The proliferation of AI-generated content (AIGC) inevitably surrounds consumers with mixed-source content without clear authorship disclosure, prompting questions about how they perceive and respond to AI-like content. This study aims to examine how consumers infer AI involvement and how such subjective perceptions affect their content evaluation.
With a focus on online review settings, we propose that features in the sentiment (sentiment wave), syntactic (descriptive and formal writing styles) and pragmatic (redundant content) layers of reviews evoke consumer suspicion of AI involvement in review writing. We argue that perception of AI authorship diminishes evaluations of review helpfulness, primarily through eroding perceived authenticity. Three complementary studies validate our assertions.

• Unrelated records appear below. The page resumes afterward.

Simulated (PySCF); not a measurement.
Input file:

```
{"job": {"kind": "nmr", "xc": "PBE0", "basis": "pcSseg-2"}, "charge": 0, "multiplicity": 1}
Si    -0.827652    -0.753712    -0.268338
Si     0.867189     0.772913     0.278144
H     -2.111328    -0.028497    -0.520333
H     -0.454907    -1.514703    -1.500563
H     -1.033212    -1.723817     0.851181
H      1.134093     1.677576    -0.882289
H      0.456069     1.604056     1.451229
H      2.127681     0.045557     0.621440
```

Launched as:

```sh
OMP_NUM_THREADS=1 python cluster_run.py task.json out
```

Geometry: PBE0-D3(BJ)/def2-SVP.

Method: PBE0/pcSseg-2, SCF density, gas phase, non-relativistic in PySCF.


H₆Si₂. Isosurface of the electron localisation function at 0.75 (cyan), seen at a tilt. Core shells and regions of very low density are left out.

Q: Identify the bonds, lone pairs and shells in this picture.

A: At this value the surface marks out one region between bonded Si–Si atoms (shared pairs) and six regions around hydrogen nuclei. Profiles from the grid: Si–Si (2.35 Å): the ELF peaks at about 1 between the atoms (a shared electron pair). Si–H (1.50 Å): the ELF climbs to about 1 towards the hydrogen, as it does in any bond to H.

Results revealed limited consumer ability to accurately detect AI authorship. The negative association between the perception of AI authorship and review helpfulness was stronger for experience (vs. search) products, and enhancing AI interpretability failed to mitigate consumers’ aversion to AI-like online reviews.
The findings guide content creators to avoid unwarranted AI-like signals when crafting authentic reviews, inform AI literacy programs aimed at improving consumers’ detection accuracy and content evaluation and help platforms design context-specific disclosure policies that safeguard authentic content.
These results provide novel insights into subtle consumer content adoption behaviors in the era of generative AI, advancing understanding of algorithm aversion in anonymous, suspicion-driven environments.